I cant help but think about some of the similarities between the plight of the small farm and the plight of the studio artist. Both have been institutionalized, and isolated from the majority of the masses. I find it funny that museums are these giant building in a selected location, where only the elite attend and actually know what is going on. They carry on a discourse foreign to the masses, and progress, if you can call it that, moves in ways that are non sensical to the rest of us. A vacuum cleaner in a glass case counts as one of the most valuable items a millionaire could have in their home!
Like wise the factory farm is also tucked away in large building where only a few of the elite, if you can call them that, are allowed to enter. There they carry on discourse that also seems like a foreign language, and progress, if you can call it that, is the next way to sell some ridiculous dairy-esque product to the masses. One of the most valuable items could have is a smoothie-dairy-cubie snack!
In both fields the typical consumer has no idea who the person is that is producing the food media, or the art media that is being offered to them. There is little differentiation between products. The franken food looks all the same with blaring lables, and most of the art on the wall looks about the same maybe there is an all purple canvas next to an all blue canvas. Thanks Yves!
The majority of people have never met their artist and never met their farmer. The masses carry a romantic conception of artist working away at their paintings in their Greenwich Village apartment, just like their conception of a farmer is a blond haired milk maid plunking away at a few cows with chickens and pigs running around the farm yard, and a frikin rooster crowing in the morning. yeah right.
Both institutions dictate down to the masses what beautiful is, and also what food will make us beautiful. Our link to the idea of a beautiful human and the foods that are produced to have that beautiful body are dictate by the same conglomerate. Wendell Barry said " our bodies were physically beautiful when they were physically useful." I don't see the use in running on a treadmill like a frikin gerbil all that useful.

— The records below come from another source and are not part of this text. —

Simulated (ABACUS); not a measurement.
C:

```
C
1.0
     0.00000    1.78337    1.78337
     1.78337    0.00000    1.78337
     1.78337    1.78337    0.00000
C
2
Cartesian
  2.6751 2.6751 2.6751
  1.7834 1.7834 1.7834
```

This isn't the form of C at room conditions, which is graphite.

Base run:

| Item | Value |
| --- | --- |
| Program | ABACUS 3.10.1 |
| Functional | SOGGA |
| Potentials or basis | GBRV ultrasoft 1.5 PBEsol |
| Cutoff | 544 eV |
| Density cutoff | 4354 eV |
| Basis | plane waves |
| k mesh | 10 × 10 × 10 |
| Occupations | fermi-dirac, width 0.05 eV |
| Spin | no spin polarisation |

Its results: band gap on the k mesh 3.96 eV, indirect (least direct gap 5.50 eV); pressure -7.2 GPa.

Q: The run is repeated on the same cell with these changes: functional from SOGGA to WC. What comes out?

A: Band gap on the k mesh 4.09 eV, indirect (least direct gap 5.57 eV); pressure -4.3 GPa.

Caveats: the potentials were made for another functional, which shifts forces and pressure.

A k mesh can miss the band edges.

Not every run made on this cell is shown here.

The artist use to decide what was beautiful and the farmer use to decide on their own, what made good food. None of this was dictated to either of them. And we as humans had the ability on our own to decided what was beautiful and was good for us. There is nothing more beautiful than watching your woman decide she is going out before the sun comes up, in a snow storm, with a busted foot, a hammer in one hand, to rip apart a frozen round bale because that is what needed to be done. Or halter training a calf in the middle of a pasture with summer sun. Beauty has a purpose, and it is for artist and farmers to connect the dots to make a picture any of us would like to look at.